WASHINGTON, (Reuters) – A breakthrough budget deal that avoids a government shutdown in January and blunts automatic spending cuts easily won passage in the U.S. House of Representatives yesterday, laying the groundwork for two years free of funding crises.
The 332-94 bipartisan vote sends the measure to the Senate, which is expected to pass it next week despite the objections of conservative political groups that say it violates their core goal of cutting government spending.
The modest deal makes no major dent in the U.S. deficit and does not deal with the nation’s borrowing authority, which could provoke a battle when it needs to be increased by Congress in late February or early in the spring.
Nor is there any expectation that it will usher in a new era of cooperation on other issues, such as immigration or gun control.
The deal sets spending levels for two years, a significant break from the recent pattern of short-term funding bills that require extension every few months, always under the threat of a government shutdown like the 16 day closure in October.
It follows three years of bitter partisan warfare over spending, taxes and President Barack Obama’s healthcare law that twice brought the nation to the brink of defaulting on its obligations.
The vote was a victory for Republican House Speaker John Boehner, who has been repeatedly rebuked by the conservative, Tea Party wing of his caucus. This time, however, he demonstrated he could steer a budget compromise through the deeply divided chamber and that Republicans were capable of avoiding the brinkmanship that has marked the past three years.
“Is it perfect, does it go far enough? No, not at all,” Boehner said of the budget deal during a day-long House debate.

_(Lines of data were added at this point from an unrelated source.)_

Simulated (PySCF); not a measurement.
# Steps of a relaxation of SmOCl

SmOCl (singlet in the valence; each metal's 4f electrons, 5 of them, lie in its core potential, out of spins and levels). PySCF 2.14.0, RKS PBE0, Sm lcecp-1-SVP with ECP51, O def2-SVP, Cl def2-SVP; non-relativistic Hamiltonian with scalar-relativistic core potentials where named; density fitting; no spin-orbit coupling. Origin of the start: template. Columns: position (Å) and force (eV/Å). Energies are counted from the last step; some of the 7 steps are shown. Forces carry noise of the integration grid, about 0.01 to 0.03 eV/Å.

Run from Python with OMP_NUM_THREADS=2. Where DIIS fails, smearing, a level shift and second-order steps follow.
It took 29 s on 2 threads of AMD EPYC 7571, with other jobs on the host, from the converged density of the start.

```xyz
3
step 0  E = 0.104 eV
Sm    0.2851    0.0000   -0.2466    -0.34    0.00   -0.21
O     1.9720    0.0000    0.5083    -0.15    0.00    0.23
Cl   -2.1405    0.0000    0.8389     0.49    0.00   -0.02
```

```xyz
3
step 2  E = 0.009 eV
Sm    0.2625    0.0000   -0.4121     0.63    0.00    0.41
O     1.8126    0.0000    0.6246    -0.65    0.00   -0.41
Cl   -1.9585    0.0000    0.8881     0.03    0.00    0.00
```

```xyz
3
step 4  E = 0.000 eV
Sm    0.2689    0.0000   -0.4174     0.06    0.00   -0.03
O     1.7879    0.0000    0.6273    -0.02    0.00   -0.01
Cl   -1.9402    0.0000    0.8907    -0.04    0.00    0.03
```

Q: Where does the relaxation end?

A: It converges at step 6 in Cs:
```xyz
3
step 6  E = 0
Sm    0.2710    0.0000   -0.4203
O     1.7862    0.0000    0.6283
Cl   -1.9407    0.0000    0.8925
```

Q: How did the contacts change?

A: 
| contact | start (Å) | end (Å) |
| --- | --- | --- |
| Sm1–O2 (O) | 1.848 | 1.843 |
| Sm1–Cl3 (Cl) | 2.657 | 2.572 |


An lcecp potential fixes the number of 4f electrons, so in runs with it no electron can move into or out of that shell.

“It’s going to take a lot more work to get our arms around our debt and our deficit, but this budget is a positive, positive step in that direction,” he added.
The budget measure won a strong majority of House Republicans and split the Tea Party activists that have made Boehner’s three years as Speaker so challenging. Some of the House’s most conservative members, such as Louisiana’s John Fleming and Blake Farenthold of Texas, voted yes.